Let’s be honest, not everyone is accustomed to working from home. You might be struggling with looking at your computer screen for too long, drinking too much coffee, visiting the kitchen cupboard for snacks, or maintaining productivity while your kids watch Frozen (again) in the next room.
Lack of exercise affects your physical health, your mental health, work performance, and how you engage with others.
Here are some easy exercises that can be done at home:
- Stretching: Don’t underestimate a good morning stretch before starting work. Dedicating even 5 to 10 minutes per day to stretching can get your blood flowing and help the body feel ready for the day. You can find many free videos to guide you on YouTube, and CorePower Yoga is offering a free collection of classes to keep us all moving while social distancing.
- Leg lifts: These are great for your legs and core. First, you’ll want to lengthen your spine so that you are sitting up straight in your chair. Pay attention that you do not puff your chest out and arch the back. Straighten your left leg so that it’s parallel to the floor, and hold it in place for about 10 seconds. Do the same thing with your right leg and repeat for at least 5 times per leg. For an extra challenge, hold longer, or do small pulses with the lifted leg.
- Lift Weights at Your Desk: Keeping a five-pound dumbbell next to your desk can help remind you that you haven’t picked it up during your workday, and also that you can perform arm curls during your break!
- Quick Feet Exercise: Enjoy soccer? This might be for you. For the quick feet exercise, start by sitting on your chair with feet flat on the ground. Then, rapidly tap your feet in place. This will feel like you’re running in place. Do this for 30 seconds. Pause. Repeat.
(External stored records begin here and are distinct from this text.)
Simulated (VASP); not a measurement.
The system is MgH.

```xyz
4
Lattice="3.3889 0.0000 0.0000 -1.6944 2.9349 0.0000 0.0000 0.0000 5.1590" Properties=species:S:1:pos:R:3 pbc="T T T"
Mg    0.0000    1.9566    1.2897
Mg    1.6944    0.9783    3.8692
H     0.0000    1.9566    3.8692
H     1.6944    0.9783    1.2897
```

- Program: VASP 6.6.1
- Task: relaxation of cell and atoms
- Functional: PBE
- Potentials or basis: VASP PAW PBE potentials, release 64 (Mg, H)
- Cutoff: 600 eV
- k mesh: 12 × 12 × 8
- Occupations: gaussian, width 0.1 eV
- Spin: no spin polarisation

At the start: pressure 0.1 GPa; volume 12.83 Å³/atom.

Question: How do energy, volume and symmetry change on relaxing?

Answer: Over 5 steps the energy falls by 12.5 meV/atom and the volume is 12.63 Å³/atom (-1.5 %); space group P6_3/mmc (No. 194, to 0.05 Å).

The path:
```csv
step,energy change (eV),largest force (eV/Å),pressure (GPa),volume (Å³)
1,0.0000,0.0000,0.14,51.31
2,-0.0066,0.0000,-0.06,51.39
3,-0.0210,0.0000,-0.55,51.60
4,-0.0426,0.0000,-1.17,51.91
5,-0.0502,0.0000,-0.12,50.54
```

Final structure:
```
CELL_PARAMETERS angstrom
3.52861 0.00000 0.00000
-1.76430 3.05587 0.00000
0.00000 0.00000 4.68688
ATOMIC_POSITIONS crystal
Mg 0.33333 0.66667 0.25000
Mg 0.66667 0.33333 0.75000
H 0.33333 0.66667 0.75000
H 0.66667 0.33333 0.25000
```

- The Plank: Planks can be done using your forearms or your hands. In either case, push away from the ground, stacking your shoulders over elbows (for forearm plank) or wrists. Bring your hips and heels in line with your shoulders while maintaining a straight line from the crown of the head to the heels. Be sure your pelvis is in a neutral position (not arching the back) and core is hugging in tight. Try to hold this position for as long as you can. For an oblique challenge, rock your hips back and forth, tipping one toward the ground at a time.
Exercising at home can be challenging, but do not be discouraged! Remember, any form of exercise after sitting at your desk can help increase physical and mental health, work performance and overall engagement with coworkers as you transition to this new workstyle.
Stay healthy, stay moving, Hoosiers!